BONUS BOOK: We Are All Completely Beside Ourselves by Karen Joy Fowler

“There are moments when history and memory seem like a mist, as if what really happened matters less than what should have happened.”

Genre: Fiction

Book Jacket Synopsis: “[Meet] the Cooke family. Our narrator is Rosemary Cooke. As a child, she never stopped talking; as a young woman, she has wrapped herself in silence: the silence of intentional forgetting, of protective cover. Something happened, something so awful she has buried it in the recesses of her mind. It changed Rosemary – and it destroyed her family. Now Rosemary’s adored older brother is a fugitive, wanted by the FBI for domestic terrorism. And her once lively mother is a shell of her former self, her clever and imperious father now a distant, brooding man. And Fern, Rosemary’s beloved sister, her accomplice in all their childhood mischief? Fern’s is a far more terrible fate than the family, in their innocence, could ever have imagined.”

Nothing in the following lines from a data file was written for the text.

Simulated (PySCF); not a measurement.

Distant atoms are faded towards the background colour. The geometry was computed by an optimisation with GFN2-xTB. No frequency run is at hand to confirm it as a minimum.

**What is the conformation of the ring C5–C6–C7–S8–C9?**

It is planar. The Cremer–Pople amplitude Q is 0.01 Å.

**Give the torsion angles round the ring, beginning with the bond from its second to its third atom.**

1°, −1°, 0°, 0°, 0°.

Review: I must admit; I am completely beside myself with We Are All Completely Beside Ourselves. This novel is tremendous. As the cover says, it has one of the best twists I’ve ever read (no spoilers in this review, I promise). A major reason this novel is so successful is the narration. Rosemary is  an unreliable narrator (far better than Rachel from The Girl on the Train) and reveals the secrets of her past in a disjointed, non-chronological order. She starts in the middle of her story, before jumping back, forward, back again. This method of storytelling was fascinating, as reading about each “version” of Rosemary gradually helped me understand what had happened to her family.

“My father was himself a college professor and a pedant to the bone. Every exchange contained a lesson, like the pit in a cherry. To this day, the Socratic method makes me want to bite someone.”

Fowler’s writing is exquisite. She transported me into each moment and was extremely effective at turning Rosemary’s feelings into my own. There’s a particularly beautiful scene where Mrs. Cooke helps her daughters get ready to play in the snow; the elation both girls feel is tangible. When Rosemary was jealous, I felt jealous. When she was sad, I felt sad. It’s no small feat to incorporate a reader into a fictional world, and Fowler excels at it.

“It wasn’t the flashes of anger – he’s been angry for as long as I could remember, a foot-stamping, middle-finger-thrusting, boy-shaped storm. I was used to that. His fury was my nostalgia.”

I can’t go into too much additional detail without running the risk of spoiling We Are All Completely Beside Ourselves, but I can safely say that this is one of the best books I’ve ever read. Beautiful prose, a captivating story, and a flawed but redemptive heroine; what more can a reader ask for?